Fig. 13 Summary of mean values of the maximum strain and the recovery strain during stable stage under different unloading conditions.
Thus, based on ductile exhaustion theory, the damage per cycle of cyclic creep can be expressed as:
\(\text{\ \ \ \ \ \ \ \ \ \ \ \ \ \ \ \ \ \ \ }\frac{\text{dD}}{\text{dN}}=\frac{1}{\varepsilon^{f}}\frac{d\varepsilon^{\text{act}}}{\text{dN}}=\frac{1}{\varepsilon^{f}}\frac{d(\varepsilon^{r}+\varepsilon^{c}-\varepsilon^{\text{re}})}{\text{dN}}\)
where \(\varepsilon^{f}\) is the fracture strain of failed specimen, the sum of \(\varepsilon^{r}\) and \(\varepsilon^{c}\) is the maximum strain, and \(\varepsilon^{\text{re}}\) is the total recovery strain as mentioned above. It should be noted that the ductility\(\varepsilon^{f}\) is assumed to follow a power law relationship with the mean actual damage per cycle \(\varepsilon_{m}^{\text{act}}\) during the stable stage, thus a simple prediction equation can be obtained as:
\(N_{f}=\alpha{(\varepsilon_{m}^{\text{act}})}^{\beta}\)
where \(\alpha\) and \(\beta\) are fitting constants, which depends on material type. As shown in Fig. 14 (a), the relationship betweenNf and \(\varepsilon_{m}^{\text{act}}\) under different unloading conditions can be well expressed by Eq. (11) in the double logarithmic coordinates, where\(\alpha\)=14.431,\(\ \beta\)=-0.577. Comparison of predictions and experimental results by modified approach is shown by black dots in Fig. 14 (b). It can be observed that all the accuracy of the estimation results is vividly improved, which fall within a scatter band of ±1.5.

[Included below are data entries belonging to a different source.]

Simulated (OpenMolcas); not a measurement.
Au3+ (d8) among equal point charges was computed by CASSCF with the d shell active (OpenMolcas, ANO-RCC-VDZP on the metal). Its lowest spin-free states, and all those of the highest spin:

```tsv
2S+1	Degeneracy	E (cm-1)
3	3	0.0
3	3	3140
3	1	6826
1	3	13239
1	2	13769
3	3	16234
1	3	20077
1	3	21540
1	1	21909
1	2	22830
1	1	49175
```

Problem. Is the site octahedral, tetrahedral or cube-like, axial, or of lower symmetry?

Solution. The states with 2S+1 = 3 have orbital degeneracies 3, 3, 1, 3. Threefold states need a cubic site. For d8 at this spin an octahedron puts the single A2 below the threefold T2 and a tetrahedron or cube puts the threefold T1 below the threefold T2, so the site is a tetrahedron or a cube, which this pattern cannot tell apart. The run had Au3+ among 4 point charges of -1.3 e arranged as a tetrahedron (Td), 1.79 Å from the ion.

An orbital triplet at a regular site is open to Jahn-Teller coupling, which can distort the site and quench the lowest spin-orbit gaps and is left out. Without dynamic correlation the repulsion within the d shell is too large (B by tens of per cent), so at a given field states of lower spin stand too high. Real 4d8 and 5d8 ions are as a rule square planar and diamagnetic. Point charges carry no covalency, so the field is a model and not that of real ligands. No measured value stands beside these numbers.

It can be further speculated that, if a creep-fatigue test under stress control meets the condition that the stable stage occupies most of fatigue life, the actual damage of the stable stage obtained by strain classification method can still estimate the cycles to failure, regardless of the changed test conditions, such as peak stress, stress ratio, loading and unloading rate and the duration of peak or valley stress. The data of bainite 2.25Cr1MoV steel with short-term duration of hold stress and negative stress ratio at 455 °C is used to check the suitability of the proposed model34. The blue square points of Fig. 14 (b) presents the comparison of predicted and experimental results, where all the predicted results fall within a scatter band of ±1.5. Therefore, the mean actual damage can excellently reflect the essential strain accumulation process under various stress controlled test conditions, and it can be used as a single parameter of a prediction model with a satisfactory accuracy.